Abstract. Current FPGA design flows do not readily support highlevel, behavioural design or the use of run-time reconfiguration. Designers are thus discouraged from taking a high-level view of their systems and cannot fully exploit the benefits of programmable hardware. This paper reports on our advances towards the development of design technology that supports behavioural specification and compilation of FPGA designs and automatically manages FPGA chip virtualization.
Introduction
A significant barrier to the wider adoption of reconfigurable computing is the problem of mapping applications into circuit structures that can easily be implemented on a given FPGA device. Ideally we should be able to describe the desired functionality of hardware or its components, and have a compiler map these specifications into effective logic allocations and reconfiguration schedules. Being oriented towards static hardware configurations, current FPGA design flows do not support such dynamic circuit design and configuration.
Our research aims to identify the key techniques and principles that underlie the design of suitable languages and compilers for the high-level design and implementation of run-time reconfigurable applications. We are currently investigating how to model and express the parallelism inherent in FPGA circuits and how to implicitly control run-time reconfiguration in an abstract and machine independent manner.
For a number of reasons, we have so far focused on the use of a process algebra as the high-level specification language [7] . Process algebras (PAs) are simple yet powerful formalisms in which it is easier to explore fundamental language issues than with hardware description languages and programming languages. PAs are well-suited to the behavioural description of interacting finite state machines, and as such can be used to model control-parallel and systolic FPGA applications. Furthermore, there is the hope that a top-down, hierarchical, and modular focus, as emphasized by a PA such as Circal, will aid logic synthesis because ever more complex structures may be built through assembly, while the effort required to design each module remains relatively constant.

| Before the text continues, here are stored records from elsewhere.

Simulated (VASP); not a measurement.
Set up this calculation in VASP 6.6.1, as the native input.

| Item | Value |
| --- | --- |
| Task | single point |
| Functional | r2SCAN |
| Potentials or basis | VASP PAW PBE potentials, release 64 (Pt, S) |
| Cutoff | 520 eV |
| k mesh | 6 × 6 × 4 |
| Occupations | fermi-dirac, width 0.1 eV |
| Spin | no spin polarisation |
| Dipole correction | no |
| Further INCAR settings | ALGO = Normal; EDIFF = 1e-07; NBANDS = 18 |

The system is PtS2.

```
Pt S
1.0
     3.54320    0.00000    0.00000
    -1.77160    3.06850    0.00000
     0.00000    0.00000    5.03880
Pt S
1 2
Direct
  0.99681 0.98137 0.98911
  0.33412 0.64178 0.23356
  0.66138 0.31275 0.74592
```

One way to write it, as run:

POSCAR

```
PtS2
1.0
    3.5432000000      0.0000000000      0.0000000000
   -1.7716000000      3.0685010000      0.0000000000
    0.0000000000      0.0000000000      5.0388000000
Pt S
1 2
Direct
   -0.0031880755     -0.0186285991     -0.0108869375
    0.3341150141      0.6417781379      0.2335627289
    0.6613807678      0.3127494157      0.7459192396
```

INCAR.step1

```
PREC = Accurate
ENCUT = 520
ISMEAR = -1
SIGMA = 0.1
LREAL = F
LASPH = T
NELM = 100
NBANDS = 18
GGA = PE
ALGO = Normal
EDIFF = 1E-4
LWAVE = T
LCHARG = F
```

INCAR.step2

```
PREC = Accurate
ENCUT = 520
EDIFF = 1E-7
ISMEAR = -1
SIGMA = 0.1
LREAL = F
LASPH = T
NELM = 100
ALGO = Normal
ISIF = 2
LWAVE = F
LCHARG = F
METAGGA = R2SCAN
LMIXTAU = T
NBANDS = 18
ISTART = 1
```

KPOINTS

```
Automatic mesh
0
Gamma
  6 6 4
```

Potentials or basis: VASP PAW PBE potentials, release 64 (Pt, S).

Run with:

Our approach differs from other efforts to develop high-level programming languages for reconfigurable computing, which commonly augment sequential languages such as C, C++, and Java with support for data-parallel operations and hardware layouts [1, 6, 2, 9] . While such languages have been sucessfully used to design efficient applications, they emphasize a signal-oriented view of computation, do not allow concurrency to be expressed naturally, and they do not attempt to target the run-time reconfigurable capabilities of the hardware. Our goal is to model the capabilities of the hardware in order to have a wellunderstood target for compilers that can exploit those capabilities and languages that allow them to be expressed.
An FPGA interpreter for Circal
In [3] we described a compiler that derives and implements a digital logic representation of high-level behavioural descriptions of systems specified using Circal. At the topmost design level, the circuit is clustered into blocks of logic that correspond to the processes (individual finite state machines) of a system. The process logic blocks implement circuits with behaviours corresponding to the component processes of the specification. Below the process level in the hierarchy, the circuits are partitioned into component circuit modules that implement logic functions of minor complexity. The circuit modules are rectangular in shape and are laid out onto abutting regions of the array surface, allowing signals to flow from one module to another via aligned ports.
The current implementation of the compiler targets the Virtex chipset [10] , which is substantially more coarse-grained, operates at considerably higher frequencies, and is availble in much greater logic densities than the original Xilinx XC6200 target. Module placement follows a decomposition approach similar to that of the XC6200-based compiler, albeit with an arrangement that utilizes the fast logic cascade chains and the enriched routing fabric available on Virtex, while taking into account that partial reconfiguration is column-oriented.
Developing support for run-time deployment of Circal models
The compiler may produce circuits that cannot be implemented because they are too large for the available FPGA resource. We have therefore developed support for automatically partitioning the circuit and swapping the resulting partitions with those on chip so as to give the effect of having enough FPGA area to implement circuits of any size.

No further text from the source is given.